After all, the intense-looking, impossibly tall and imposing actor wasn’t at all what I had imagined him to be. In person, there are no traces of the characters he has played, whether it’s the shady Hollywood fixer Ray Donovan from the television series of the same name, Sabretooth in X-Men Origins: Wolverine, or Orson Welles in the docu-drama RKO 281.

Instead, you had regular ol’ Liev, Tony Award-winning indie film and theatre vet, dedicated family guy (he has two kids with actress-wife Naomi Watts), and … a fan of Singapore Airlines?

“Hey, Singapore! You guys have the best airlines there, don’t you? I’ve transited in your airport but I’ll have to visit you guys one day,” he quipped.

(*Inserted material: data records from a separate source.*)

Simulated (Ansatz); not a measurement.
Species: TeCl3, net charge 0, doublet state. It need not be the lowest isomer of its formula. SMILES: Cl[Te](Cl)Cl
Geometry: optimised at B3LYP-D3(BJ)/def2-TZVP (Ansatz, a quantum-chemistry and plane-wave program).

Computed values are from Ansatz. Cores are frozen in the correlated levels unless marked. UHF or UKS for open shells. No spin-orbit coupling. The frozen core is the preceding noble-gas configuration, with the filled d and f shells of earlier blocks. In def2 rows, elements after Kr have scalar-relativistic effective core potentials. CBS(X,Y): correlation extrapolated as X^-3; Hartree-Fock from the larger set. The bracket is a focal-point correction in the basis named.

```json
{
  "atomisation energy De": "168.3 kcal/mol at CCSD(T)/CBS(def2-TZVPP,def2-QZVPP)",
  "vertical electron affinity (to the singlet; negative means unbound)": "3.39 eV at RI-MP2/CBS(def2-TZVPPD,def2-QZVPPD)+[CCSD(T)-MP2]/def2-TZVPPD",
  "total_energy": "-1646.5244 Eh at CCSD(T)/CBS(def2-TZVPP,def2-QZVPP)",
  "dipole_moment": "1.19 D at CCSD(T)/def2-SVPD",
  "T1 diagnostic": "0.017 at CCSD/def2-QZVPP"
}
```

Next up for the 48-year-old actor-producer-director is The 5th Wave, a film based on author Rick Yancey’s popular young adult sci-fi novel, where the story’s young protagonist (played by Chloe Grace Moretz) is trying to survive in a world that has been decimated by earth-shattering events unleashed by some unknown force. Schreiber comes in as Vosch, whom he described as “the leader of the embittered and broken military … tasked with rounding up the survivors and training them, preparing them for combat”.

A noted Shakespearean actor and documentary narrator when he’s not going all Hollywood on us, Schreiber’s famously cerebral side comes through clearly when chatting with him — even when it comes to science fiction.

“I’ve always been a sucker for the genre. I get drawn into sci-fi movies. Like all great science fiction, from (authors) Bradbury to Asimov, it has nothing to do with beings from outer space. It’s always some projection or fantasy or question about ourselves that we want to use the genre for. The 5th Wave fits into that tradition. It asks the question: Who is the ‘Other’?”

He also revealed it was a certain Tobey Maguire who turned him on to The 5th Wave. The former Spider-Man — who had become firm friends with the former Sabretooth while working on the 2014 thriller Pawn Sacrifice — is one of the producers of the cinematic adaptation of the novel.

“Tobey did a little bit of a Godfather on me,” laughed Schreiber, referring to the fictional mafia played by Marlon Brando. “He mumbled like Marlon Brando and said that I had to do this for him or I’d get a horse’s head in my bed.”

And speaking of cinematic horror moments, does he think disaster movies such as The 5th Wave have a stronger impact on moviegoers today than in the past? After all, it seems disasters take place left, right and centre nowadays.

“Were there more natural disasters now than there were 20 years ago? Or is it just that they’re more prevalent in the news now? I don’t know,” he ventured. “I mean we had Three Mile Island (a nuclear meltdown in 1979). We had the massive earthquake in Anaheim. I don’t know. I think that it certainly seems to be a cultural thing, not just in the film industry but also in the news media; it plays on our fears. I think that it is human nature to be drawn to that and to be compelled to watch.”

So what sort of natural disaster would scare this brawny and brainy actor?

“I’m more nervous about the bubonic plague-type of disaster. I think that kind of ‘dying from the inside out’ is the one that bothers me most,” he revealed. “But I think in all fairness, one of the things that this film tries to do is look at some of these ‘what if’ scenarios and it demonstrates how we might manage to overcome them, which is something distinctly human. For me, essentially, that is the theme and the heart of the film. We’re like cockroaches. We’re very hard to wipe out and there’s something that I find very optimistic about that and encouraging — even when I think about the bubonic plague,” he said, with a laugh.

But it’s not all doom and gloom on a massive scale for Schreiber. There’s the little things like, well, taking time to cope with and understand his rising celebrity and profile.

“It’s been very gradual over the years,” he shared. “For me, it’s getting acclimated to it, which I think I am now. There was a time when I was more alarmed and it was more disconcerting. (But) the truth is that, at the core of it, it’s really great when someone appreciates what you do and when someone stops you in the street and says that they’ve seen something and they like it.”

And, perhaps, even a hug or two?

The 5th Wave opens in cinemas tomorrow.